Bharti, the fourth-largest cellular firm globally by subscribers, said in a statement consolidated net profit for the financial quarter to June climbed to 11.08 billion rupees ($184 million), compared with 6.89 billion rupees a year earlier.

Revenue jumped 13.3 % to 229.6 billion rupees.

The profit increase marked a third straight quarter of earnings growth after Bharti clocked nearly four consecutive years of decline.

But the company's African operations, purchased as part of Bharti's bold move four years ago to increase its global footprint, racked up more losses.

Net loss for the telecom giant's African business was $137 million from April to June, compared to $52 million in the corresponding period last year.

The figures come a day after the company announced that it now had 300 million customers, an increase of 100 million in less than two years.

The company, controlled by billionaire Sunil Bharti Mittal and one-third owned by Singapore Telecommunications, operates in 20 countries.

Managing director Gopal Vittal said that the pace of growth "across all segments has been satisfying" but highlighted a 68.2 % growth in revenues from mobile data, according to the Press Trust of India.

Fierce tariff competition had pushed Indian call rates down to among the world's lowest. But a 2012 court ruling scrapping licences of some smaller firms over a scandal-tainted spectrum sale, reduced congestion and gave firms scope to raise call prices.

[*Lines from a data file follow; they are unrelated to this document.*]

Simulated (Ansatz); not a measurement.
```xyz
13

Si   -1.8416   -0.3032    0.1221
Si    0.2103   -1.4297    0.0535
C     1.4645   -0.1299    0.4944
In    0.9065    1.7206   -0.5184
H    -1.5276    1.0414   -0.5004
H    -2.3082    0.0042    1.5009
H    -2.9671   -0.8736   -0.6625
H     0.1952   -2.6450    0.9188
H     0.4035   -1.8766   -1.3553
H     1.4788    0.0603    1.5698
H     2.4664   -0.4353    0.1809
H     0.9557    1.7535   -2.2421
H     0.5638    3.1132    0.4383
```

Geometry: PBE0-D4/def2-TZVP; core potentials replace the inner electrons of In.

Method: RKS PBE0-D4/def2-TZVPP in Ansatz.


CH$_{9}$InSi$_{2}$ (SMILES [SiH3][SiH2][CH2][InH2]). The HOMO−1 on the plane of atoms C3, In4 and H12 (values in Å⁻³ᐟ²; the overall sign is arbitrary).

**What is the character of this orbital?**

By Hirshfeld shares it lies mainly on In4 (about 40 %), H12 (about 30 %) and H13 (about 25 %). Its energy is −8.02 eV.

The number of telecoms players has fallen with just three firms -- Bharti, Vodafone and Idea Cellular -- accounting for nearly three-quarters of revenues and both Bharti and Vodafone bought more wireless spectrum in February to expand service.

The biggest danger for Indian telecom players now, analysts say, is the looming entry of a new deep-pocketed rival, Reliance Jio Infocomm belonging to conglomerate Reliance Industries, controlled by India's richest man Mukesh Ambani.